Embracing Failure in a Container World

9 minute read

What follows is the text of my presentation, Embracing Failure in a Container World that I gave at ContainerDays in Hamburg this year. There’s no recording available, so I figured it would be fun to turn the presentation into an article. I edited the text slightly for readability and added some links for more context. You can find the original slides here.


Hi, and welcome to my talk, “Embracing Failure in a Container World”.

Today I want to show you some practices and tools you can use to make your container systems more resilient to failures.

My name is Mathias.

I’m @mlafeldt on Twitter, GitHub, and pretty much anywhere else on the internet.

I live here in Hamburg and I work remotely for a US startup called Gremlin Inc.

We obviously like to break things on purpose, but I will tell you more about Gremlin at the end of the talk.

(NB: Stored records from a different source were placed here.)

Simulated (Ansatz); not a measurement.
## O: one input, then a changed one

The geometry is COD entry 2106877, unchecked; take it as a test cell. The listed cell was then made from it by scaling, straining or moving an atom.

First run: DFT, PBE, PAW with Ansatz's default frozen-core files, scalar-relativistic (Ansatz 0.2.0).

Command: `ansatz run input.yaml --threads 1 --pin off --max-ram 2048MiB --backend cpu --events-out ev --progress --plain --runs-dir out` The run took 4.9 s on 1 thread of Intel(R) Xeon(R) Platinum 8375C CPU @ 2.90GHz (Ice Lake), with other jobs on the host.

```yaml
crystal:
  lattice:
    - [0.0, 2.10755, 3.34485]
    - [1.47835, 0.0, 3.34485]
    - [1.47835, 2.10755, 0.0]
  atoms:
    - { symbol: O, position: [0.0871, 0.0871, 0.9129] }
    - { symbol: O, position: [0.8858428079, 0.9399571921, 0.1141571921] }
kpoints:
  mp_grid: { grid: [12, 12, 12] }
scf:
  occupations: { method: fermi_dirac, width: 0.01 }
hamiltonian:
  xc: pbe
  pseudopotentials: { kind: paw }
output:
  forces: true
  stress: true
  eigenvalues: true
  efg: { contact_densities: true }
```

Right now, let’s talk about a fun topic…

Outages.

Here are three of the better-known ones from this year:

  1. GitLab’s infamous “team-member-1” accidentally removed a folder on the wrong server, resulting in a long database outage.
  2. We probably all noticed the major S3 incident earlier this year, which also affected other AWS services like EC2.
  3. Last but not least, a recent server outage halted sales at many Starbucks stores in the US, but at least they gave out free coffee.

I bet you also suffered from other outages not listed here.

But what’s the lesson?

The lesson is that sooner or later, all complex systems will fail.

There will always be something that can – and will – go wrong. No matter how hard we try, we can’t build perfect software, nor can the companies we depend on.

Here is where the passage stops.